It is not a discreet first step into electric mobility. The Luce will become Ferrari’s second five-door model after the Purosangue, but also its first car with five real seats. At 5.03 metres long, almost 2 metres wide and 1.54 metres tall, it will also be the largest car ever produced by the Italian brand. Its price in continental Europe is expected to be around €550,000, placing it firmly in the most exclusive part of the market, even by Ferrari standards.
The technical side is one of the biggest headlines. The Ferrari Luce uses four electric motors, one for each wheel, with a combined output of around 1,050 hp. This layout allows the car to vary torque delivery instantly between individual wheels. The battery has a capacity of 122 kWh, operates at 800 V and is expected to provide an estimated range of around 840 km, still pending final homologation. For rapid charging, Ferrari claims peak rates of up to 350 kW and the ability to recover around 70 kWh in 20 minutes, an especially relevant figure for a high-performance electric car intended to cover long distances, not just win drag races outside luxury hotels.
Performance is exactly where it needs to be for a car wearing the Ferrari badge. The Luce is expected to accelerate from 0 to 100 km/h in 2.5 seconds, reach 200 km/h in 6.8 seconds and continue to a top speed of roughly 309 km/h. Despite weighing 2,260 kg, Ferrari says the low centre of gravity, positioned 95 mm lower than in the Purosangue, active rear-wheel steering, 47:53 weight distribution and torque vectoring will allow the car to feel sharp and natural. Maranello clearly does not want the Luce to be just a very fast electric Ferrari in a straight line. It wants it to behave like a Ferrari, only without the combustion engine doing the shouting.

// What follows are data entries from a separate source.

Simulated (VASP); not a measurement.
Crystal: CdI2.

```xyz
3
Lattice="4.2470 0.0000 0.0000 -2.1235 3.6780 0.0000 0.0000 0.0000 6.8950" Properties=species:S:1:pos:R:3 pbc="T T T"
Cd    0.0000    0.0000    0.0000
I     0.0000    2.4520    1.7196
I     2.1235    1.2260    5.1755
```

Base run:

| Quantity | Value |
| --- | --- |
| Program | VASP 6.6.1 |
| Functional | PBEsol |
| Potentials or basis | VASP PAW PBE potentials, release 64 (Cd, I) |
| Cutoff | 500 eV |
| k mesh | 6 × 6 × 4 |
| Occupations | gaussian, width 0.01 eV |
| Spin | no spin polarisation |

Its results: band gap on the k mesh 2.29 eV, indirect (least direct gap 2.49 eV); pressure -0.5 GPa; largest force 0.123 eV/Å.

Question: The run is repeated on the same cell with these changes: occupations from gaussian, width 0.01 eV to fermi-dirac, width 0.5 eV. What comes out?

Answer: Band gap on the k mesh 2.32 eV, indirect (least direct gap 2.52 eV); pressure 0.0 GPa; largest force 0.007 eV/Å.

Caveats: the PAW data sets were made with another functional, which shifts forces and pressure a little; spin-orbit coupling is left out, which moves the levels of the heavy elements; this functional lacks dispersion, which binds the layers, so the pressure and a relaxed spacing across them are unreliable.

The design, however, is likely to be one of the most controversial parts of the car. Developed with LoveFrom, the studio founded by former Apple design chief Jony Ive and industrial designer Marc Newson, the Luce adopts a silhouette that is very unusual for Ferrari. It uses a cab-forward layout, rear-hinged back doors and a body shaped more around aerodynamic efficiency than maximum visual aggression. Ferrari says the Luce will have the lowest drag coefficient of any road-going Ferrari, with significantly more aerodynamic development than the Purosangue. In an electric car of this size and performance, every improvement in drag matters: it means more efficiency, more range and better stability at high speed. Still, for many Ferrari purists, this will probably be the kind of design that takes a few deep breaths, and maybe a strong espresso, to process.
Inside, Ferrari tries to combine modern technology with a more physical driving experience, something increasingly rare in many current electric cars. The brand keeps real controls, high-quality touch surfaces and a compact steering wheel inspired by classic Ferrari models. Apple CarPlay and Android Auto will be available, but the general philosophy does not seem to be turning the cabin into one giant screen. Instead, Ferrari wants to preserve a direct interaction between driver and car. The steering wheel paddles also remain, although they will not simulate gear changes. One paddle will increase regenerative braking and reduce available power, while the other will progressively unlock more performance.
Ferrari will also amplify real sounds from the electric motors and gears inside the cabin, avoiding a fake nostalgic soundtrack designed to imitate a combustion engine. That decision is important. The Luce is not trying to pretend that electricity is petrol. It is trying to define what a Ferrari can feel like without cylinders, exhausts or mechanical drama coming from an engine bay. Whether traditionalists accept that is another question entirely, but Ferrari seems determined to create its own electric language rather than copy the past.
The Ferrari Luce will inevitably be one of those electric cars that almost nobody will own and very few people will ever drive. But it will also be one of the cars many enthusiasts will want to see, hear and experience, even if only once. Beyond its enormous figures and unreachable price, the Luce represents something very specific: Ferrari entering the electric era without apologies, with excess, spectacle and that familiar mixture of desire and impossibility that has always been part of the Maranello myth.